When at the beginning of the Second World War the Western Ukrainian lands after the partition of Poland were ceded to the USSR, repressions against the Ukrainian nationalist movement began there. Therefore, active OUN leaders moved to Krakow and began to prepare an anti-Soviet uprising. Ye. Vretsiona was one of them.
“In 1940, Vretsiona moved to Krakow”, – reads the paper from the MGB of the Ukrainian SSR, – where he was the Chief of the Security Service of the main Provid (Leadership- Transl.) of OUN, at the same time teaching intelligence on the course for OUN officers”.

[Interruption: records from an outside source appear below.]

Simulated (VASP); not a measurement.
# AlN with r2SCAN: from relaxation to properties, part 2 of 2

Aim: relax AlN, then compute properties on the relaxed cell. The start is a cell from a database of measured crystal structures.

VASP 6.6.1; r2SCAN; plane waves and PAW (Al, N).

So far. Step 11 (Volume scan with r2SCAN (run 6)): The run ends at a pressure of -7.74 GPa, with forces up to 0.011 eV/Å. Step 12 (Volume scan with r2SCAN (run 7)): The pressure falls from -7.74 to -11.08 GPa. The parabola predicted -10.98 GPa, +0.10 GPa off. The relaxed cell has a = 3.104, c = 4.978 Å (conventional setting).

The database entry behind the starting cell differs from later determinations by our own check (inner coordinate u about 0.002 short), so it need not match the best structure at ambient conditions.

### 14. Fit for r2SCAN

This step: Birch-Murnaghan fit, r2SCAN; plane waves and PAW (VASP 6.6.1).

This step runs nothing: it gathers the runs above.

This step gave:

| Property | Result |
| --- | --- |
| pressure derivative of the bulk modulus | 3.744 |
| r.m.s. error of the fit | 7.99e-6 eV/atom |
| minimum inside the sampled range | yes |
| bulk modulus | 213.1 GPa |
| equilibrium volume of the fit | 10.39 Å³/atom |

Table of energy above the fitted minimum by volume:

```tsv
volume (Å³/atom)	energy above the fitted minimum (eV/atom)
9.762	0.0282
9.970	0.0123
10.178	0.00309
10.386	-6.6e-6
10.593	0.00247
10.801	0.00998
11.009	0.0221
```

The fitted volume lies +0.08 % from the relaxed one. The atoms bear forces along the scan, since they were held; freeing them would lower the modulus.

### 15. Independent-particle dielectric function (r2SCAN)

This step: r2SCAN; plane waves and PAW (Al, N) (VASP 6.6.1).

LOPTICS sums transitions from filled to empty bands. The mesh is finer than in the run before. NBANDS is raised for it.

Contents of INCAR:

Organizationally, intelligence was built on the classical scheme – according to object and territorial principles. Structurally, in particular, the intelligence referentura of the Krakow Center of OUN(B) consisted of a department of political intelligence (studied Soviet administrative, party and Komsomol bodies, other legitimate institutions, moods of the population, identified activists among the local population) and a military intelligence department (collected information about the Red Army, NKVD and law enforcement agencies).
District provids in Lviv, Stanislav, Drohobych, Ternopil, Lutsk and other cities were subordinated to the Centre. Gradually, the intelligence network spread even to the central and eastern regions of Soviet Ukraine. Regional provids consisted of 3-5 sub-regional provids, sub-regional provids consisted of 3 -5 district provids, which, in turn, were divided into sub-district ones. The provid had to include an intelligence referent. Each settlement was supposed to have an intelligence officer.
The agent apparatus consisted of residents, agents (informants), liaisons. Intelligence work relied on a fairly extensive network of informants. When selecting informants, preference was given to persons who lived legally and had intelligence capabilities. The basis of cooperation was ideological and patriotic, at the same time they were often recruited on the basis of addiction, intimidation, blackmail. Usual practice was written enshrining of recruitment.
As a rule, intelligence referenturas of territorial provids were in touch with 5-20 residents from the most trained underground workers who recruited informants, summarized information and passed it over by conspiratorial communication lines vertically. The intelligence collected in the region was summarized by analysts and transferred to the Krakow Center.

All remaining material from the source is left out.